Comparative Advantage
When a country is better at making one thing than another, so they focus on that and trade.
Current Account
Tracks trade, income from abroad, and financial transfers.
Customs Union
A group of countries that remove trade barriers and have a common external tariff.
Depreciation
When a currency loses value compared to others.
Devaluation
When a country deliberately lowers the value of its currency.
Developed Country
A wealthy country with high living standards.
Developing Country
A poorer country with lower living standards.
Discretionary Fiscal Policy
When the government changes its spending or taxes to influence the economy.
Economic Development
Improvements in people's living standards and quality of life.
Emerging Economies
Fast-growing countries that are not yet fully developed.
Exchange Rate
The value of one currency compared to another.
Financial Account
Tracks foreign investments and currency reserves.
Financial Markets
Where people trade money-related assets like stocks and bonds.
Fiscal Deficit
When the government spends more than it earns in a year.
Fixed Exchange Rate
When a country's currency value is set and does not fluctuate freely.

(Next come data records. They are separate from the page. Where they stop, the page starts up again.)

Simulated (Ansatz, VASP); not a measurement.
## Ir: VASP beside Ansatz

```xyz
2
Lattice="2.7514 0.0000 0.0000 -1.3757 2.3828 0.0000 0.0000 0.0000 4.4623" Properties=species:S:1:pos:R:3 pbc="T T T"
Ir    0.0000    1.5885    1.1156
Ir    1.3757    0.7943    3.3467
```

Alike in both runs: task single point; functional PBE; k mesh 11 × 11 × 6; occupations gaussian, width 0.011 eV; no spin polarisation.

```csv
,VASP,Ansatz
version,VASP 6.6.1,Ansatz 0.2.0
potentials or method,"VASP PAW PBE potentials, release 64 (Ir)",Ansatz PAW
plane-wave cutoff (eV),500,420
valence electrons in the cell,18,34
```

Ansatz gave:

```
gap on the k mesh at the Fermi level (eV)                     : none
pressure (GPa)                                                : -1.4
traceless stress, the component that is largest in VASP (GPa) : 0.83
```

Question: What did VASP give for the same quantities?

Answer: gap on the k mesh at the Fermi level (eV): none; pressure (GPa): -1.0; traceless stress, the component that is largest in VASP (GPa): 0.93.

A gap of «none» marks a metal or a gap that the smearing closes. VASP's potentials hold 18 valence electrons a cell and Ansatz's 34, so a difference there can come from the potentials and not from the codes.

Foreign Direct Investment (FDI)
When businesses invest in companies in another country.
Free Trade
Trade without restrictions like tariffs or quotas.
Free Trade Agreements
Deals between countries to lower or remove trade barriers.
Gini Coefficient
A number that shows how unequal income distribution is in a country.
Globalisation
The world becoming more connected through trade, technology, and finance.
Harrod-Domar Model
A theory that says economic growth depends on savings and investments.
Human Capital
The value of skills, experience, and education people bring to the economy.
Human Development Index (HDI)
Measures a country's development based on income, health, and education.
Infrastructure
Physical systems like roads, railways, and power grids that help the economy run.
International Competitiveness
How well a country's products compete in global markets.
J-Curve
When a country's trade balance gets worse before improving after a currency depreciation.
Laffer Curve
A theory that suggests raising taxes too much can reduce government revenue.
Lewis Model
A theory that says developing countries grow by shifting workers from farming to industry.
Lorenz Curve
A graph showing how income is distributed in a country.
Market Bubbles
When asset prices rise way above their actual value, leading to crashes.
Market Rigging
When companies or traders manipulate prices unfairly.
Microfinance Schemes
Small loans given to low-income people to help them start businesses.
Managed Floating Exchange Rate
When a currency's value is mostly determined by market forces, but the central bank steps in if needed.
Monetary Unions
When two or more countries share the same currency (e.g., the Eurozone).
Moral Hazard
When people take bigger risks because they don't face the full consequences (like banks taking risky bets knowing they might get bailed out).
National Debt
The total amount of money a government owes.
Primary Product Dependency
When a country relies too much on raw materials (like oil or crops) rather than finished products.
Progressive Taxation
Higher earners pay a bigger percentage of their income in taxes.
Proportional Taxation
Everyone pays the same percentage of their income in taxes.
Protectionism
When governments use tariffs, quotas, or bans to limit imports and protect local industries.
Quota
A limit on how much of a good can be imported.
Regressive Taxation
When lower-income earners pay a higher percentage of their income in taxes.
Relative Poverty
When someone earns significantly less than the average person in their country.
Revaluation
When a country raises the value of its currency in a fixed exchange rate system.
Speculation
Buying financial assets hoping to sell them later for a profit.
Structural Deficit
The government's deficit even when the economy is running well.
Tariffs
Taxes on imported goods to make them more expensive.
Terms of Trade
A measure of how much exports can buy in relation to imports.
Trade Liberalisation
Removing barriers to trade, like tariffs and quotas.
Trading Bloc
A group of countries that remove trade barriers among themselves.
Transfer Payments
Government payments like welfare or pensions that don't buy goods or services.
Transfer Pricing
When companies adjust prices between their own divisions to lower taxes.
Unit Labour Costs
The cost of paying workers to produce each unit of a good.